Dmitri Nabokov, son of Vladimir, has decided to publish The Original of Laura, the novel his dying father commanded be destroyed

Vladimir Nabokov and wife Vera in 1965
An author's troubling legacy ... Vladimir Nabokov and wife Vera in 1965. Photograph: Time Life Pictures/Getty Images

Having kept the literary world in a state of suspense for years over whether he was prepared to carry out his long-standing threat to burn his father's last novel, Dmitri Nabokov has finally announced that he is prepared to save it from destruction.

Vladimir Nabokov's The Original of Laura will now not be thrown onto the flames, the 73-year-old has told Der Spiegel magazine, arguing that his father, the creator of Lolita and Pale Fire who died in 1977, would not want his son to suffer any more over his most tortuous dilemma.

If he fails to carry out his father's last will, Dmitri is effectively betraying him, but carry it out and the world loses forever what is potentially a precious gift from the grave from one of the greatest 20th-century novelists. The moral arguments over this have been discussed on this blog before.

From his winter home in Palm Beach, Dmitri justified his decision by saying, "I'm a loyal son and thought long and seriously about it, then my father appeared before me and said, with an ironic grin, 'You're stuck in a right old mess - just go ahead and publish!'"

He told the magazine that he had made up his mind to do so.

It was, Der Spiegel states, this "conversation" with his father that "persuaded him against assuming the role of literary arsonist".

We may assume that he will be widely thanked for his decision, even if the fragments of the novel - a collection of 50 index cards that has been languishing in a Swiss bank vault for three decades - are not of the standard of his other works.

But remarks like Dmitri's that The Original of Laura is in fact "the most concentrated distillation of [my father's] creativity" and Nabokov scholar Zoran Kuzmanovich's observation that what he had heard of The Original of Laura was "vintage Nabokov", are tantalising enough to make one want to read it.

Publication of The Original of Laura is sure to satisfy much curiosity.

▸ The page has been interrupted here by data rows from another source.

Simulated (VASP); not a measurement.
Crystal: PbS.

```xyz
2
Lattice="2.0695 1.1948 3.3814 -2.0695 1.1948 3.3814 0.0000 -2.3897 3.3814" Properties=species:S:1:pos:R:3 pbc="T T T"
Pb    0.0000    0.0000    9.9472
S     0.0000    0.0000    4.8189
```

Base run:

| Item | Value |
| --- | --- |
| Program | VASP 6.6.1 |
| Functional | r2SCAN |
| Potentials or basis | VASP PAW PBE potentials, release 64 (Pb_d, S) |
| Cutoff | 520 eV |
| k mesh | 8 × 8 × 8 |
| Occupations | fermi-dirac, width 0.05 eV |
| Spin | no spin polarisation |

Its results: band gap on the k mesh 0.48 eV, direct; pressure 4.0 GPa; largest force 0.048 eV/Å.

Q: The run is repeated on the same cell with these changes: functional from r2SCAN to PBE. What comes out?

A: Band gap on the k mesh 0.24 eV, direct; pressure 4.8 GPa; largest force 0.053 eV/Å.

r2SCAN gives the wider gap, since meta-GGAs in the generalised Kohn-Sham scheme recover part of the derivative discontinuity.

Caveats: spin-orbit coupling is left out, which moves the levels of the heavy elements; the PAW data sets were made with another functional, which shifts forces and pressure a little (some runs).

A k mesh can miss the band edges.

Dmitri has taken much stick for the indecisive way he has dealt with the issue, prompting the US literary critic Ron Rosenbaum to appeal to him in the online magazine Slate, "don't continue to tease". He wrote: "Dmitri, with all due respect, I think the time has come to make a decision... Tell us why you think it's the 'distillation of [your] father's art'... Or give us Laura... Or put us out of our misery and tell us that you intend to preserve the mystery forever by destroying Laura."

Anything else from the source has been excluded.